Afternoon Must-Read: Paul Krugman: Contractionary Policies Are Contractionary
…The ill-considered sales tax hike of the spring is still doing major damage…. So contractionary policy is contractionary. I could have told you that, and in fact have told you that again and again. But some people still don’t get the message. In Germany, the Bundesbank president opposes expansionary monetary policy because it might reduce the pressure for fiscal austerity: ‘Such purchases might create new incentives to run up debt, besides adding to the reform fatigue in a number of countries’….

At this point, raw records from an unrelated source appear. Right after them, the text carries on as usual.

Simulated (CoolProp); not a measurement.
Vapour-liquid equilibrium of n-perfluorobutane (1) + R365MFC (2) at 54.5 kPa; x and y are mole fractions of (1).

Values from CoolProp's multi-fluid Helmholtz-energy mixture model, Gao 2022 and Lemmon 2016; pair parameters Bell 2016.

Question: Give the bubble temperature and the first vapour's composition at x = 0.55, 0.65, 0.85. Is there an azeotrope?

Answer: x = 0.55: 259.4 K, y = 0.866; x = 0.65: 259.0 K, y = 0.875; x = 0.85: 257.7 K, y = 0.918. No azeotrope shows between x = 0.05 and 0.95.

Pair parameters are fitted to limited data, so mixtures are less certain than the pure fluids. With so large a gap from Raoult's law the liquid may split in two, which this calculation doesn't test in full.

That’s actually quite an awesome concern to express at this moment. European recovery has stalled, largely thanks to fiscal contraction; inflation is far below target, and outright deflation looms; and the political basis for the European project is coming apart at the seams. And Weidmann worries that monetary expansion might make life too easy for debtors. But as Wolfgang Munchau says in a terrific column today, ‘German economists roughly fall into two groups: those that have not read Keynes, and those that have not understood Keynes’….
How does this end? We have to keep pounding on the issues, and I’m reasonably sure that Draghi and co get it. But with the largest player on the European scene living in a fantasy world, the best guess has to be that nothing much is done until there is complete political crisis, with anti-European nationalists taking over one or more major nations.